Student Housing on the edge of Paris

Housing is no longer a noble programme, as it was in the era of modernism.
The current disinterest in housing is alarming. Even in France, which has long been the promised land of public and social housing where all experimentation took place, this programme is now falling into the trap of normative business management and marketing.
We do not see housing as a “product”; we believe that housing is a reflection of our social and political ambitions. We believe that since Housing is 75 % of the urban mass, it constitutes the most important mass of our urban lives.
The building is situated just beyond the boulevard Périphérique, in the midst of a recent commercial development. It takes place on a very deep plot facing the rue Pierre Avia, alongside a large recreation and sports complex (the Aquaboulevard). Our project occupies the corner of a master plan drawn up by the project architect in charge of the site. This “L” shape lot has three facades, only one of which faces the street.
The high density of the programme (164 students units and their services) demanded that we make the most of the envelope permitted by urban regulations: the form of our building is literally this maximum buildable volume. Each floor is divided into three main wings, each treated as a separate “site” for a series of bedrooms designed as “micro apartments”.

/ On the street side, they are painted white to intensify the eastern light
/ On the garden side, their geometry is shifted in order to maximize the number of apartments facing southwest. Balconies are continuous to help as brise soleil, and glass handrails do not to obstruct the distant views. The polychromic interior emphasizes the southwest light.
/ On the Aquaboulevard side, balconies of various depths extend the space of the rooms; their front is opaque and their sides glazed in order to open on the only views - laterally.
Rather than align the same shoebox on every floor and on every side we attempted to give the maximum variety through repetition. As a result of particular constraints of each apartment and its situation in the building, the 3 types designed for the 3 “sites” generated 16 different units.
The ground floor is set 60 cm higher than the street level for reasons of privacy and intimacy. Apartments are reached from the entrance through a continuous ramp that covers the entire surface of the entry hall. This ramped floor is reflected in the hall ceiling space, which allows for a theatrical and yet smoothes spatial transition between the city scale and the intimacy of the bedrooms.
Common spaces (laundry and polychromatic lounge) have been raised the 8th floor where the roof terrace delivers the only sweeping views on “iconic” Paris.
Each wing has a different façade:
/ The street elevation attempts a rigorous simplicity of regular repetitive windows; finely calculated proportions, fair faced concrete and fine aluminium frames contrast with the heavy cladding of the surrounding office buildings.
/ The garden elevation presents a series of horizontal glazed stripes of balconies, their vertical rhythm accentuated through the pivoting panels that separate the territory of each bedroom
/ The Aquaboulevard facade – which, although it is a lateral façade, acts as a main façade for the passer-by – is animated with balconies of various sizes, in homage to Gaudi, Utzon and perhaps even Moretti. Its glazed ceramic tiles are mainly white at ground level and rise to top to a light yellow green shade. This happens vertically and diagonally to shimmer under the morning sun.

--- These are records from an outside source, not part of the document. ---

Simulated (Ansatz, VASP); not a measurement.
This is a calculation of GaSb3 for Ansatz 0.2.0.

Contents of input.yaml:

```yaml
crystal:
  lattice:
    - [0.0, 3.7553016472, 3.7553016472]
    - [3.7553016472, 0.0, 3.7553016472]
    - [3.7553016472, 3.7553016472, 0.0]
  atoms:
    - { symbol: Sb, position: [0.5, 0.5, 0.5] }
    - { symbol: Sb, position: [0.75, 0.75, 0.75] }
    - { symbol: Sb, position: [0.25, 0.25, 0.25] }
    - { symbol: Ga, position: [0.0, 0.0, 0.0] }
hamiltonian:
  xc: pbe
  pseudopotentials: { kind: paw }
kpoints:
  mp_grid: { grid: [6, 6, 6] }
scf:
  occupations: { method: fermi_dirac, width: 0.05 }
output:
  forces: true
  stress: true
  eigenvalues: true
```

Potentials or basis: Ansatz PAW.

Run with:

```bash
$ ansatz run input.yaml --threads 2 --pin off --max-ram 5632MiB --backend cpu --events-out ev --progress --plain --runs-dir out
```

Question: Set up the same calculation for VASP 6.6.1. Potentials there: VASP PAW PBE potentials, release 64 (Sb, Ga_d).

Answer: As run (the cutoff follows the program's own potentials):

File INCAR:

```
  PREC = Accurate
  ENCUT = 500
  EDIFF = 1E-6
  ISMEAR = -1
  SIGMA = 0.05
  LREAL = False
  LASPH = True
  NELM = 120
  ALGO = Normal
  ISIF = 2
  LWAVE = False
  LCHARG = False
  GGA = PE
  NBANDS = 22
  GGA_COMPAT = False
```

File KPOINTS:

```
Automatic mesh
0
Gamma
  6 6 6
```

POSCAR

There are no partition walls between the apartments: the load bearing concrete walls of the building structure serves as physical and acoustic division. Construction methods played as much of a role as the urban and budget constraints in development of the project. Materials have been chosen for their self-finishing capacities – exposed concrete, brightly coloured paint and curtains. When possible, light fittings are made with simple fluorescent tubes embedded into the concrete walls.
The building is the synthesis of constraints and their careful spatial scenography and composition. The building is a dialogue between the dense collective metropolitan living and the intimacy of one’s own room: a small urban charterhouse.